Stories about robots and manmade human-like figures are as old as film itself; indeed, much older. In many ways, the entire genre of science fiction, in literature, film, and television, is rooted in a desire to imagine creatures that are animate but not human, not so much alive as "powered on." This can be traced back even further, to mythology, fairy tales, and spiritual parables that so often portrayed people turning into things and things turning into people. Ex Machina is a particularly contemporary film because it imagines an artificial intelligence unit created using data from the internet, showing the ways that human understanding of AI has shifted with the invention of the world wide web. In spite of this distinction from older films and stories about robots, however, Ex Machina shares with them a dramatic interest in examining the tremor of existential doubt that accompanies technological advancement. As an invention, Ava is as unsettling as she is impressive, because her inventors—and by extension, we the audience—cannot tell whether she is capable of human connection and consciousness, and perhaps more importantly, if the things that make her non-human also make her powerful and capable of harm.
Robots have been portrayed as alternately sympathetic or fearsome in countless films. Fritz Lang's Metropolis from 1927 portrays a robot, Maria, who uses her powers for evil. Blade Runner, a retelling of Philip K. Dick's novel, presents the existence of "replicants," and their indistinguishability from humans, as a moral conundrum. The Stepford Wives literalizes femininity and wifehood as robotic programming to make a statement about conformity and political subjugation. A.I., Steven Spielberg's 2001 film, presents a young robot not as a character to be feared, but as a sympathetic protagonist learning about love and loyalty in the human world. Perhaps the most famous recent film about robots, The Matrix, imagines a future in which human traits are harvested to strengthen an artificially generated virtual reality.

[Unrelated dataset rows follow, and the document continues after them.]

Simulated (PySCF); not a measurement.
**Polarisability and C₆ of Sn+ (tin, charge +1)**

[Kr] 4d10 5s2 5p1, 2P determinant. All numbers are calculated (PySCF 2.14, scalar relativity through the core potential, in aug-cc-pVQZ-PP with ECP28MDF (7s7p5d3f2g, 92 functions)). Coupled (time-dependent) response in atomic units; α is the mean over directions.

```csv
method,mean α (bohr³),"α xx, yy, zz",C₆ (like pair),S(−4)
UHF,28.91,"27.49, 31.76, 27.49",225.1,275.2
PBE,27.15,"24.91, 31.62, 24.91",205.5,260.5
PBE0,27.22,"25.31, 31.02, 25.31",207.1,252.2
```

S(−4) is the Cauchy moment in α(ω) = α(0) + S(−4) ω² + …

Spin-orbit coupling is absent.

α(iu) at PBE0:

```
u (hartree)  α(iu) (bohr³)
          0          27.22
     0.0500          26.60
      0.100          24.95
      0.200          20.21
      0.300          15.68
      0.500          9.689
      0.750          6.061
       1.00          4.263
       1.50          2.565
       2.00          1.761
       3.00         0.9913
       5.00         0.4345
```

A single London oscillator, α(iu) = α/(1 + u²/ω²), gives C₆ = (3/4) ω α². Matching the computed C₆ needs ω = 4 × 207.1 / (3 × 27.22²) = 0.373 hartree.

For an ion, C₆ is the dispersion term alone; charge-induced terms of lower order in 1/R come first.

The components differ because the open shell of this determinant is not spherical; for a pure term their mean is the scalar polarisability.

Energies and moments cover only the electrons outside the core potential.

Ex Machina joins these films and looks at robots as an exceedingly confounding if threatening force in the world. Alex Garland leaves his exact stance on artificial intelligence ambiguous. While the tech CEO Nathan imagines that robots are an inevitability born out of a technological "singularity," it becomes clear by the end of the film that the creation of Ava was largely contrived, a Pygmalion-esque venture for which only he can take credit. Ava kills Nathan without remorse and locks Caleb in the facility, implying that she is incapable of empathy, which would suggest that Garland sees robotic innovations as necessarily dangerous. And yet, in the final scene of the film, when we see Ava experiencing the human world for the first time, we cannot help but wonder if perhaps she has been the protagonist all along—a prisoner set free.